Senator Mike Crapo, R-Idaho, says failed attempts by Congress to limit 2nd Amendment rights were wrong not only in policy, but also in focus.
"The appropriate reaction is to focus on the causes of violence in our society, and to take the necessary actions to identify and treat mental illness,” he says.
So, the Senator is joining a bi-partisan effort to continue funding a program that trains officers to recognize mental illness in prisoners.
He says the focus on mental health tackles the real problem behind crime in our country, and it will mean resources in our prison systems are better utilized.
"There are savings in the approach that we are talking about, because of the inefficient and frankly ineffective ways that we are dealing with the issue today," says Sen. Crapo.
But the total cost of the bill is $40 million nationwide, a $10 million decrease from current funding.
The majority of responsibility of dealing with mental health issues lands on the state, and state lawmakers say they too plan to focus more on mental health in the coming year - by trying to shift money to mental health management - money they say is already in the health and welfare budget.
"Somewhere in that $3 billion, I am confident that we can parse out some money that can go into the communities,” says Meridian Senator Marv Hagedorn, “to get some community help to recognize behavioral issues before they become a problem."
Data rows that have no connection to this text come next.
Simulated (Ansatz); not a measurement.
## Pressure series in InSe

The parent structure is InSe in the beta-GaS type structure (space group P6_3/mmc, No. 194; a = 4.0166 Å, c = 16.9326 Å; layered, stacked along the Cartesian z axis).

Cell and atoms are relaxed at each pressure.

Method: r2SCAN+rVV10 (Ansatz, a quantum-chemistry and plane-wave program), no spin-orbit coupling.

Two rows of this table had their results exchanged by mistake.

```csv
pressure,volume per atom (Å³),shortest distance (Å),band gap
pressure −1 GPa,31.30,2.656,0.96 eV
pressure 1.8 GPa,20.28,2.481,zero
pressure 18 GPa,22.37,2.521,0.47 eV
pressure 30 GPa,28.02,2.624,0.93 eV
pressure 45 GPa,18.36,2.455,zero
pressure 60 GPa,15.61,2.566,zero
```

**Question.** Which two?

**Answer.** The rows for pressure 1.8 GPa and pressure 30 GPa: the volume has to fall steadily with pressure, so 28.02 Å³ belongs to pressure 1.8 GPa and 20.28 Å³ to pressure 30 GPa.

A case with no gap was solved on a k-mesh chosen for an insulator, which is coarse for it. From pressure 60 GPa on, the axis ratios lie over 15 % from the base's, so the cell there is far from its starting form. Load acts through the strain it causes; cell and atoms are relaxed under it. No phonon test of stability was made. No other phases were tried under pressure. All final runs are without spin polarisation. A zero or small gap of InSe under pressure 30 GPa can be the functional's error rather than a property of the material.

We've heard variations of this one before, starting of course with La Pierre's official NRA announcements.
The obvious fact is this is nothing more than obfuscation and diversion. They keep talking as if it's a given that we can EITHER work on gun control OR work on mental illness. That's the lie. There's no reason we can't work on both, and the fact that mental health plays a major role in violent crime is certainly no reason to make it easy for unfit people to get guns.